Plaintiff Hamilton Partners, L.P. challenged in the Delaware Chancery Court the fairness of a merger between a Nevada corporation, American HomePatient, Inc. (“New AHP”), a successor to a Delaware corporation of the same name (“AHP”), and Highland Capital Management, L.P. (“Highland”), which before the challenged transactions owned 48% of AHP’s stock and held most of its debt. The initial question was whether the validity of the actions was governed by Nevada law or by Delaware law. The Court said that most of the transactions took place under an agreement that was signed while the corporation was a Delaware corporation and that those transactions would be governed by Delaware law. However, transactions that were not approved by the Board until after the reincorporation in Nevada would be governed by Nevada law.
The Court then addressed whether the fairness of the merger should be determined under the business judgment rule or under the entire fairness test, which would apply if Highland was a controlling stockholder. The Court said that although there were prior Delaware decisions that made it possible that Highland’s 48% ownership interest alone might not have caused it to be viewed as a controlling person when determining whether the Board’s approval of the merger should be evaluated based on the business judgment rule or on the entire fairness test, the combination of Highland’s 48% stock interest and the fact that it had used its creditor position to force the corporation to engage in the series of transactions that was being challenged made it clear that Highland was a controlling person and that the entire fairness test should apply. Therefore, noting that it is almost never possible to dismiss a complaint in an instance in which the entire fairness test applies, the Court refused to dismiss the claim against Highland.
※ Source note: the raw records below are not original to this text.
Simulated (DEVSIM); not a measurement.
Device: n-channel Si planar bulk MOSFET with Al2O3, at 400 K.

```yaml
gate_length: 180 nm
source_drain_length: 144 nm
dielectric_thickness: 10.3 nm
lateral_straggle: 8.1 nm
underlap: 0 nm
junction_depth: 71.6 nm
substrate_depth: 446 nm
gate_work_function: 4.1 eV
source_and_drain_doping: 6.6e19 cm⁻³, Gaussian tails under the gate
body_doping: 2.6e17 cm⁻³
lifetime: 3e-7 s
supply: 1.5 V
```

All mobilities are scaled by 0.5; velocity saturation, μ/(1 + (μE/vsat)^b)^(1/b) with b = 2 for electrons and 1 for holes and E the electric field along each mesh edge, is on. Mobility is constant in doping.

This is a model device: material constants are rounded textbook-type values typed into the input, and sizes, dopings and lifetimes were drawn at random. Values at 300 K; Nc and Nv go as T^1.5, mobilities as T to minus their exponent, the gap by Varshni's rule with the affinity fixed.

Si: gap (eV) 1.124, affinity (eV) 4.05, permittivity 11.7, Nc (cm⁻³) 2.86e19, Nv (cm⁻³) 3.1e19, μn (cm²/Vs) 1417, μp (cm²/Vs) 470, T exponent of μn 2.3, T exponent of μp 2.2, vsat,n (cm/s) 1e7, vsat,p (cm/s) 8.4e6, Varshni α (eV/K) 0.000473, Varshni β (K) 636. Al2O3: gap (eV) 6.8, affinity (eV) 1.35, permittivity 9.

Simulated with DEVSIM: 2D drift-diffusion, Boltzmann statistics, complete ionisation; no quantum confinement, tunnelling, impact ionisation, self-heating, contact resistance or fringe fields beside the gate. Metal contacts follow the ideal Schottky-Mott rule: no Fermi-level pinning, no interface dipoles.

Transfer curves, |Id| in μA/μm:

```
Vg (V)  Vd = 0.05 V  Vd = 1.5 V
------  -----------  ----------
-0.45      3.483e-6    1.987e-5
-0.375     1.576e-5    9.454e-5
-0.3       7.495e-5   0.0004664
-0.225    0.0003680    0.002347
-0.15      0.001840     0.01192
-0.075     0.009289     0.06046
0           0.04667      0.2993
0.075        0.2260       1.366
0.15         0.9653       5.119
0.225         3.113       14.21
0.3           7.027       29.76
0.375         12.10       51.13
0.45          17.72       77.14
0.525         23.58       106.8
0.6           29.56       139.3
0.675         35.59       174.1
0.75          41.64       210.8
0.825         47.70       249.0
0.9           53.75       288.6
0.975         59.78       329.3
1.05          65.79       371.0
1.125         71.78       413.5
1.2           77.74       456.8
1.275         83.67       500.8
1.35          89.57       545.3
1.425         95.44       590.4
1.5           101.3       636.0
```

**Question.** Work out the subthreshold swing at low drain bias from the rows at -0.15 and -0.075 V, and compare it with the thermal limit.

The Plaintiff also sued Joseph Furlong, the CEO and a director of AHP, claiming that he had a personal interest in the merger (he would receive a $6.5 million payment if it took place) and therefore his actions as a director should be evaluated under the entire fairness test. The Court said that because the Board consisted of three directors, and the other two directors, whose independence was not challenged and who were not claimed to have been dominated by Furlong, approved the merger, and their approval was governed by the business judgment rule, it made no difference whether Furlong’s approval was governed by the business judgment rule or was subject to the entire fairness test. The Court also pointed out that because the merger was approved by the Board after the corporation had reincorporated in Nevada, Furlong’s liability would be governed by a Nevada statute that exculpates a director from personal liability unless the director’s act or failure to act constituted a breach of fiduciary duties and the “breach of those duties involved intentional misconduct, fraud or a knowing violation of the law”. The Court found that the Plaintiff had not claimed that Furlong had been guilty of intentional misconduct, fraud or a knowing violation of law, and therefore Furlong was entitled to the protection of the Nevada exculpation statute. Accordingly, it dismissed the claims against Furlong.